Hmm, what's that `/_protobag_index/bag_index/xxxxx.stampedmsg.protobin` file?

## Protobag indexes Protobuf message Descriptors

 By default, `protobag` not only saves those messages but also **indexes Protobuf message descriptors** so that your `protobag` readers don't need your proto schemas to decode your messages.  

### Wat?
In order to deserialize a Protobuf message, typically you need `protoc`-generated code for that message type (and you need `protoc`-generated code for your specific programming language).  This `protoc`-generated code is engineered for efficiency and provides a clean API for accessing message attributes.  But what if you don't have that `protoc`-generated code?  Or you don't even have the `.proto` message definitions to generate such code?

In Protobuf version 3.x, the authors added official support for [the self-describing message paradigm](https://developers.google.com/protocol-buffers/docs/techniques).  Now a user can serialize not just a message but Protobuf Descriptor data that describes the message schema and enables deserialzing the message *without protoc-generated code*-- all you need is the `protobuf` library itself.  (This is a core feature of other serialization libraries [like Avro](http://avro.apache.org/docs/1.6.1/)).

Note: dynamic message decoding is slower than using `protoc`-generated code.  Furthermore, the `protoc`-generated code makes defensive programming a bit easier.  You probably want to use the `protoc`-generated code for your messages if you can.


### Protobag makes all messages self-describing messages
While Protobuf includes tools for using self-describing messages, the feature isn't simply a toggle in your `.proto` file, and the API is a bit complicated (because Google claims they don't use it much internally).
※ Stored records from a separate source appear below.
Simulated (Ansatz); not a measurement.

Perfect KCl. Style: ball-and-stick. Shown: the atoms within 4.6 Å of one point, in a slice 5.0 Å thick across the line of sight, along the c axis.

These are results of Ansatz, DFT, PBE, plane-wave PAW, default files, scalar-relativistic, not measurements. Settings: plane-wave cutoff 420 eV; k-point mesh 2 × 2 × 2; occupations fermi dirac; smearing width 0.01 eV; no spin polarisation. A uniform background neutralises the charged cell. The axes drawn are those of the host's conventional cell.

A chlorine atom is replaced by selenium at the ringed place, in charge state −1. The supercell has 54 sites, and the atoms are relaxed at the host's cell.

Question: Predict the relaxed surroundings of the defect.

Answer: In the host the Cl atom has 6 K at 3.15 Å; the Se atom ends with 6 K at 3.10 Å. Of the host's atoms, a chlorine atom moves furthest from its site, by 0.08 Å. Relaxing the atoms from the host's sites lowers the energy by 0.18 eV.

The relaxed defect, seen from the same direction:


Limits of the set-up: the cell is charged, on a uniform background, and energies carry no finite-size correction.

`protobag` automatically indexes the Protobuf Descriptor data for your messages at write time.  (And you can disable this indexing if so desired).  At read time, `protobag` automatically uses this indexed Descriptor data if the user reading your `protobag` file lacks the needed `protoc`-generated code to deserialize a message.

What if a message type evolves?  `protobag` indexes each distinct message type for each write session.  If you change your schema for a message type between write sessions, `protobag` will have indexed both schemas and will use the proper one for dynamic deserialization.


### Time-Series Data (`protobag.StampedEntry`)
`protobag` features a **topic-timestamp-message** API for recording time-series data.  This API is modeled after [`rosbag`](http://wiki.ros.org/rosbag), [LCM log files](https://lcm-proj.github.io/log_file_format.html) (where topics are called "channels"), and your favorite message bus systems like Kafka or AWS SQS.  Each **topic** has Protobuf messages of a single type, and each message has a nanosecond-precision timestamp (using the `google.protobuf.Timestamp` object, which has built-in conversion to other timestamp datastructures like Python `datetime`s).  

Protobag has special handling for these [StampedEntry](fixme link) entries:
  * For writing:
      * Topics organized into archive "folders" and filenames are chosen automatically.
      * Protobag indexes Protobuf Message Descriptors as described above.
      * Protobag indexes the messages for efficient time-ordered playback.
  * For reading:
     * Protobag offers a simple [Selection](fixme link) API for reading specific sets of topics, time ranges, or even just individual events.
     * Protobag offers a [`TimeSync`](fixme link) (in C++ FIXME add python API) for synchronizing topics that have messages recorded at different rates.  
  


### Raw Data (`protobag.RawEntry`)
We can also just put raw data like text files or images into our protobag archive because it's just a zip file.  The C++ `protobag` API even includes an [`ArchiveUtil.hpp` module](fixme) TODO FIXME LINK that has helper functions for common archive operations like zipping a directory or unarchiving a tar file.  The raw write API makes `protobag` skip all indexing and type-tracking activity.